The upcoming resort in Cabo sounds pretty good from what I was told the other day.  Please note that the following comments are what I was told by a representative of Welk, but I cannot confirm them. They bought a hotel on a 60 foot cliff that has steps down to a semi-private beach and looks back toward the Arches in the ocean.  They demolished the hotel and are building a new resort.  Apparently, they started construction, but it was badly damaged by a hurricane last year.  So they are starting over.  My initial concern with this resort is that if a hurricane hits it after it is built, the owners will have to pay for any rebuilding not covered by insurance.  This may not be an issue if the proper insurance is acquired, but the resort we own on Kauai was badly damaged in a hurricane in the 90's and we had to pay a special assessment of about $900 to cover the damages.  Again, it may not happen, but it is something to be aware of if you own property in an area subject to natural disasters.

The other thing that the rep told me is that the Cabo resort may require 360,000 for a 2-bedroom unit.  Someone else told me it would be 300,000.  The bottom line is that each resort can require a different level of points for the same size unit.  For example, the Branson resort only requires 240,000 for a two-bedroom.  By the way, my wife and I visited the Branson resort in April when we were in town on an II exchange.  Welk wasn't open yet, but we asked to see a unit and it was very nice.  Very similar to the Mountain Villas at Escondido but even more of a mountain like feeling.  We enjoyed Branson and would certainly encourage anyone to go the Welk resort there.

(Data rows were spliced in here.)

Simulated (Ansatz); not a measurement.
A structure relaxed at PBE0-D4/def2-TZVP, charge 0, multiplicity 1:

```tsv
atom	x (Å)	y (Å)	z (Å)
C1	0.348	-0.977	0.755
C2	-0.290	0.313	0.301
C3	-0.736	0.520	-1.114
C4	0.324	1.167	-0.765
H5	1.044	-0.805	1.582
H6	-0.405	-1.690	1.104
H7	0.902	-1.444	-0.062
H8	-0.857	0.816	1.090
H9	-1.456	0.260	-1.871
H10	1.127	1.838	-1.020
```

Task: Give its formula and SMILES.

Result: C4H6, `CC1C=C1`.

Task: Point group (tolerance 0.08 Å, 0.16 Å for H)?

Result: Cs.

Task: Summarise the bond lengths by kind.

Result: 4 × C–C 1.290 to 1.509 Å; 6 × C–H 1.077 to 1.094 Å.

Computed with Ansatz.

We were also told that Welk is also looking to have a property in Hawaii, probably Maui.  It sounds like they are trying to acquire as many units as possible at a resort there, so it may take time.  Apparently they don't plan to build one, probably due to the cost of land there.  They are also considering something in Northern California.  The rep mentioned they looked at Santa Barbara, but again the cost of land is prohibitive.  I also wouldn't consider that to be Northern CA.  Apparently they are looking into other locations that are truly in NorCal.  Of course, all of this is conjecture at this time and they specifically have language in some of the paperwork that one is buying into the points program based on the resorts currently in the program.  It sounds like Welk would like to own 7-10 properties over time, which would provide a good number of units for Platinum owners to use.  My recommendation to the rep was to focus on quality and location as I have seen some the resorts that some other systems own and I didn't think they were all that nice.

I have talked with a couple of relatives who have points-based programs and they are happy with them as it provides more flexibility (one BR vs two BR, different times of the year, etc.).  However, I have also seen some threads in tug where people aren't as happy with it.  This is really a personal preference and neither system is right for everyone.

We have until Monday to make our final decision, so if anyone has any other information or insights, we would certainly appreciate hearing from you.

To all:  enjoy your vacations and your timeshares.

Mike


----------



## mjm1

*Welk Resort Platimum Program*

Well, we decided to cancel our purchase of the points system.  However, they called me back and reduced the price and are looking into a couple of concerns I raised.

Can anyone confirm how the trades with II work with the Welk Platinum program?  Because you are now in the corporate membership of II, it sounds like they just deposit a week from their bulk weeks, so you don't request a specific week and then trade with II.  If that is true, I am concerned that my trading power would not be as good as it is with my current summer fixed week in Escondido.  You are also limited to using II for trades rather than considering RCI, Trading Places, etc.  What experiences have you had in trading?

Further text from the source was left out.